You must address these factors when assessing the security of your systems. If left unchecked, it may lead to more advanced attacks which may prevent you from accessing the network completely.
Operating System Vulnerabilities
With operating system vulnerabilities, hackers typically exploit to gain access to an asset on the operating system (OS) that is installed or to cause damage in another manner. Some common examples include default superuser accounts that may be present on OS installs or other hidden backdoor programs.
Just like with network vulnerabilities, there are several types of operating system vulnerabilities you may encounter. These include:
- Remote code execution. Commonly called RCE, this type of vulnerability lets attackers run arbitrary code remotely on vulnerable workstations or servers.
- Denial-of-service. Also called DoS, this is a serious threat that makes services, such as Windows and other browsers, unable to function properly. There are two types of DoS attacks:
- Flood attacks. The system receives excessive requests, causing a significant slowdown and eventual stop.
- Crash attacks. Work by exploiting vulnerabilities causing a service or system to crash.
- Elevation of privilege. Also called EoP or privilege escalation, it allows attackers authorization permissions beyond what had been granted.
- Information disclosure. Hackers capture personal information and disclose it.
- Spoofing. This is a process that includes impersonating someone by tampering with the authentication processes in place.
One of the most effective ways to avoid dealing with operating system vulnerabilities is by ensuring that all operating systems are “patched” meaning that new updates, bug fixes, or added security patches from the developers are automatically installed.
People represent one of the main weaknesses of cybersecurity. In fact, human vulnerabilities can cause much more damage and be more costly than any of the other vulnerability types on this list. Even though advanced hacking skills and powerful malware bolster the capabilities of a cyber attacker, it is, in the end, humans that represent the only un-patchable risk in cybersecurity.
Some of the human vulnerabilities that exist today include:
- Social engineering. Defined as the art of gaining access to data, systems, or buildings by exploiting human psychology.
Today, most cyberattacks utilize several social engineering techniques, ranging from phishing to the strategic placement of devices like USB charging outlets or flash drives that access data or upload malware without the user realizing it.
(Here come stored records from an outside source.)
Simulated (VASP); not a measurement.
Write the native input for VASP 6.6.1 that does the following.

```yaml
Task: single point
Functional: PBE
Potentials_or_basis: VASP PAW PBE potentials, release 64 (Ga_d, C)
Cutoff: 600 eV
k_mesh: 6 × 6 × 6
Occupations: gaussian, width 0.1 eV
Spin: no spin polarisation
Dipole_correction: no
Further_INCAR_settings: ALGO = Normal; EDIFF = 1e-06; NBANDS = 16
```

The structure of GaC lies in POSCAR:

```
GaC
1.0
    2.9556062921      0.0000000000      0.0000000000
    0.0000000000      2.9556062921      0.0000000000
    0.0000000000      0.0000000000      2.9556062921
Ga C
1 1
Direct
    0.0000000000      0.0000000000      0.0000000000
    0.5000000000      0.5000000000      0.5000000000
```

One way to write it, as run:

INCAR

While the other vulnerabilities discussed here have methods to mitigate the risk, with human error and social engineering, it’s virtually impossible to eliminate the risk entirely. Even though it’s impossible to “patch” people the way you do software, both the private sector and government are working to mitigate the risks related to human vulnerability.
One of the best ways to do this is by investing in regular cybersecurity or security awareness training. When users are aware of the vulnerabilities and possible manipulation methods, they are more prepared to deal with the situations when they present themselves.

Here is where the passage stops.